B. 1956

Aliki Barnstone was born in New Haven, Connecticut, and grew up in Bloomington, Indiana. She comes from a literary, artistic family: her father is the writer Willis Barnstone, her mother the artist Elli Tzalopoulou-Barnstone, and her brother the poet Tony Barnstone. Aliki Barnstone’s first book of poetry, The Real Tin Flower (1968), was published by Macmillan when she was 12. It featured an introduction by Anne Sexton. Barnstone earned her BA and MA at Brown University and her PhD from the University of California–Berkeley. She is the author of eight books of poetry, including Dwelling (2016), Bright Body (2011), Dear God, Dear Dr. Heartbreak: New and Selected Poems (2009), and Madly in Love (1997; 2014).

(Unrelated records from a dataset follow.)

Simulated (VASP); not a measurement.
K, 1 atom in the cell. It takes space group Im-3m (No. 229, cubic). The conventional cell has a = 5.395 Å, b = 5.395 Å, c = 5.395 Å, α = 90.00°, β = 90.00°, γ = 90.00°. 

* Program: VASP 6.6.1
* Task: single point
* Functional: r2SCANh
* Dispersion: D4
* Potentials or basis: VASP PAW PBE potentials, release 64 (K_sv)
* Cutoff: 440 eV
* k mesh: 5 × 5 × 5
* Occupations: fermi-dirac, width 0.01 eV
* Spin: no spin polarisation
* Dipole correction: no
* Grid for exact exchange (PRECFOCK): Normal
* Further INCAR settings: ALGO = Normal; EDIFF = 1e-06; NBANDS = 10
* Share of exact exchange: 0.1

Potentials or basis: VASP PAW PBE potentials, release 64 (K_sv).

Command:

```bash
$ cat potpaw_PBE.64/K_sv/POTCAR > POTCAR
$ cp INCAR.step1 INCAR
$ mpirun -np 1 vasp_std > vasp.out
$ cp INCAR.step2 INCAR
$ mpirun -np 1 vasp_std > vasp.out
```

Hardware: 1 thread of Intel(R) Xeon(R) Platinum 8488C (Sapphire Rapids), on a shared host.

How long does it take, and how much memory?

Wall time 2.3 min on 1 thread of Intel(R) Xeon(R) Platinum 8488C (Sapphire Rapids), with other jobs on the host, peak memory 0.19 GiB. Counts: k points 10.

Barnstone is also the author of the critical work Changing Rapture: Emily Dickinson’s Poetic Development (2007). She is the translator of The Collected Poems of C. P. Cavafy: A New Translation (2006), and her translations appear widely. Barnstone has edited the collection A Book of Women Poets from Antiquity to Now (1980; 1992), The Calvinist Roots of the Modern Era (1997), and Voices of Light: Spiritual and Visionary Poems by Women Around the World from Ancient Sumeria to Now (1999; 2003). She also wrote the introduction and reader’s notes for H.D.’s Trilogy (1998). A former Fulbright scholar to Greece, Barnstone now leads the Summer Seminars in Greece with Scott Cairns. She is professor of English in the creative writing program at the University of Missouri–Columbia. In 2016, Barnstone was named poet laureate of Missouri.